In sonata form with a brief development, the central Andante is set in F major.  The occasional juxtaposition of duple-metered melodic lines with nearly constant triplets produced a sense of rhythmic freedom.  The development section is unusually periodic, using several measures of the main theme.  Great dynamic contrasts marked the performance of this movement, in which changes from piano to forte sometimes occurred from measure to measure, yet, Vianello was throughout very careful in maintaining eighteenth-century control and balance.  The finale, marked Allegro, was a rapid, straightforward sonata-form movement in C major.  The second theme could not be more different from the first: its repeated notes, played staccato, contrast with leaping and falling pattern of the first theme.  The development section focuses on the main theme and is relatively brief, maintaining the light atmosphere expected of finales.  Three false starts precede the actual recapitulation, after the first few measures of which Mozart inverts the material, placing the melodic line in the bass.  Sudden dynamic contrast again reared its head in the developmental coda.  This was concluded with panache and aplomb.

One of Mozart’s longest and most demanding piano sonatas, the second sonata performed was KV 333, known as ‘Linz’, given that Mozart composed it while staying in this city. This is superb work which was almost certainly designed as a concert vehicle for the composer himself, rather than being intended as teaching material.  Like its immediate predecessors (K330-332), the Sonata in Bb Major was originally believed to have been composed some years earlier than its present dating of 1783.  This work is written in a concerto style, with an opening Allegro that alternates ‘solo’ and ‘full’ passages, bravura passage work with delicate filigree, and a final Rondo that includes a cadenza.  The central Andante cantabile in Eb Major is clearly influenced by Mozart’s experience as an opera composer; its melodies may justifiably be compared with those of a love duet.  Vianello displayed full mastery over both the structure and content of the work.  Given the dual function of the piano here, as both soloist and ‘tutti’, the performer was able to maintain a wonderful balance between the roles, ones that were characterised by poise, elegance, and brilliance.

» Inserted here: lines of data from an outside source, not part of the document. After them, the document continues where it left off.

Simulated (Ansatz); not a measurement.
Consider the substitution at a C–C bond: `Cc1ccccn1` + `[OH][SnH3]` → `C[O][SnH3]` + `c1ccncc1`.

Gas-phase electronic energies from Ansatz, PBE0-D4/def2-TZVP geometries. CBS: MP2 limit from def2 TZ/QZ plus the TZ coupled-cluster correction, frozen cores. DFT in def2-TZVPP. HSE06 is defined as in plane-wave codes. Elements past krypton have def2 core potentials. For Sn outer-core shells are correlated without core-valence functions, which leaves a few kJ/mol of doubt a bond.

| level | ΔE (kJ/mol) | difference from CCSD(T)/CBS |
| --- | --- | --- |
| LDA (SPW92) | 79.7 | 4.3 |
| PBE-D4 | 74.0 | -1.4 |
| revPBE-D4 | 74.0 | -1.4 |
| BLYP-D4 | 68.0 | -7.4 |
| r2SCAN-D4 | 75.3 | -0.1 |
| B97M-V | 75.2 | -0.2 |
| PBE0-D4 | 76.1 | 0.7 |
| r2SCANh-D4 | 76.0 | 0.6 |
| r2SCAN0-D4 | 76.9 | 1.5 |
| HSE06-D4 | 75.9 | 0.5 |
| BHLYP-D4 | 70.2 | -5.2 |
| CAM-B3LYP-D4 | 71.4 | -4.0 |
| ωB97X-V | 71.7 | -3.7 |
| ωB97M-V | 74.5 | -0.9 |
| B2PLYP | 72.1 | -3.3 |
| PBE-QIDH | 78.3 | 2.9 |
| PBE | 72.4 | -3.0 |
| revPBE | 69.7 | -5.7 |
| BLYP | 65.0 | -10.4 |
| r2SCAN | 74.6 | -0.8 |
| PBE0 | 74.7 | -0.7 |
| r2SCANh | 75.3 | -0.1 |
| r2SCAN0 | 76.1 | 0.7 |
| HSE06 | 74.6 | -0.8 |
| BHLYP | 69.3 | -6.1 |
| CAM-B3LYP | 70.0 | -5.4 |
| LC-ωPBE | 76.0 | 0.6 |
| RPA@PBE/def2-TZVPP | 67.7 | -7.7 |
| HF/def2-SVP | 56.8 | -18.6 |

Next on the programme were a handful of Chopin works which are all too well-known with audiences.  Chopin never fails to attract and disarm, and in the hands of Vianello the result was pure magic.  Starting with the demanding Andante Spianato e Gran Polonaise Brillante op. 22, Vianello came even more into his own, if that were at all possible.  The singing tones of his touch, the elegant phrasing, was immediately in evidence in the opening ‘Andante’ of this work, one that could easily be classified as a Nocturne.  It begins with a lovely theme in the upper register, clearly of a Romantic bent.  Like many of the composer’s creations, there is something sad in its beauty, which to some will always represent the exiled Chopin’s homesickness for country and family.  A consoling, mellow theme is next heard and after recalling some of the main material, this section ends quietly.  The unusual word “spianato” means “level” or “smoothed,” and these concepts give an idea of the music’s tone.  The frenzied brilliance of the ‘Gran Polonaise’ was expertly transmitted to the audience – the contrast could not have been more stark yet there was balance too.  Technical difficulties proved no hurdle for Vianello, who sailed through the piece with ease and confidence.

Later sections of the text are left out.